Sunday 2 December 2007

Solar-Panels-Over-Wind-Turbines

Why Solar Panels over Wind Turbines

It has become the home improvement of choice for the environmentally aware, but erecting a wind turbine on the side of your house could create more carbon dioxide than it actually saves, a study into their performance will reveal today.

David Cameron led the trend for “micro-wind” this year when he installed a turbine on the side of his west London home. But he may have been wasting his time and money. The Building Research Establishment Trust, which advises the government and private sector, has found that in built-up towns and cities weak winds and turbulence mean turbines are likely to add to, not subtract from, a home’s carbon footprint.

The BRE took data from sites across Manchester, Lerwick and Portsmouth and analysed the likely performance of three models of turbine. In Manchester two-thirds of the 96 different options studied for siting turbines produced a carbon dioxide impact that could never be paid back. Building, installing and maintaining the units would, on balance, exacerbate global warming. The same was true in a third of cases in the coastal city of Portsmouth.

“Small windmills may work in the outskirts of Wick, but the current generation do not work well enough in built-up areas,” said Martin Wyatt, the chief executive of the BRE Trust. “People need more information to ensure they are not doing the wrong thing.”

After the energy used in manufacture from aluminium, steel, copper and fibreglass, the carbon footprint of the turbine is exacerbated by transportation to the site and the need for regular maintenance to moving parts which bear the strain of rapidly changing loads during heavy winds, the report found.

The likely output of a micro-wind turbine on a pitched roof house in a large city such as Manchester would be less than 150kWh a year; 2% of the energy consumption of an average house.

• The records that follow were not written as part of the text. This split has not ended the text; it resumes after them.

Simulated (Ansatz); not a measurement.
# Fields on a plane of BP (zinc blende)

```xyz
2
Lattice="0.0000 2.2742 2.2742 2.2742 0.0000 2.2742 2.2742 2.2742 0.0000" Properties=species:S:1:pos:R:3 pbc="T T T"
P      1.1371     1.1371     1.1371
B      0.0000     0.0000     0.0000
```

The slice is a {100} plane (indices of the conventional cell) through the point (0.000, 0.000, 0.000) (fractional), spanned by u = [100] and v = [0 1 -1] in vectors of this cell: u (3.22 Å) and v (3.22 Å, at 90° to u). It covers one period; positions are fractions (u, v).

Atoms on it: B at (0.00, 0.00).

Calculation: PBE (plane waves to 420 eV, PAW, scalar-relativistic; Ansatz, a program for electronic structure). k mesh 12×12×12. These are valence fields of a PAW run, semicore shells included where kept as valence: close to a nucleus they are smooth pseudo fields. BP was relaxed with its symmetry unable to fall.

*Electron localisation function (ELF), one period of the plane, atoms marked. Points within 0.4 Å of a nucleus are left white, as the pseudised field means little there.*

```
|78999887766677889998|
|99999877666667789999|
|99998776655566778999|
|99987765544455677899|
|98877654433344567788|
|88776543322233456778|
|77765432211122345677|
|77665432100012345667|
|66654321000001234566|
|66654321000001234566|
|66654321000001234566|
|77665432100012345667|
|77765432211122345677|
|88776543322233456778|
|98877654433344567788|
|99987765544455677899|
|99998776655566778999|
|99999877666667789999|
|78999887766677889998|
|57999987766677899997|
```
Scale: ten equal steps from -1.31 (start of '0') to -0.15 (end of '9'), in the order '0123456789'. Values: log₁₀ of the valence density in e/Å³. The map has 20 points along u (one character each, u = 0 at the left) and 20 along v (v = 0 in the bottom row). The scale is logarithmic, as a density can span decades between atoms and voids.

But in a windy location such as Wick in northern Scotland, the output is likely to be around 3,000kWh a year - about 40% of energy use. The carbon payback in this coastal town would come in less than a year in most cases, and after no more than seven years in the most difficult conditions.

Carbon dioxide embodied in the manufacture of the turbines ranged widely. In the best case it was 180kg - equivalent to the amount emitted in a 45-mile car journey. In the worst it was 1,444 kg, close to the impact of one person taking a return flight to New York. Delivery, installation and maintenance over a 20-year lifespan could add from 18kg to 147kg of CO2.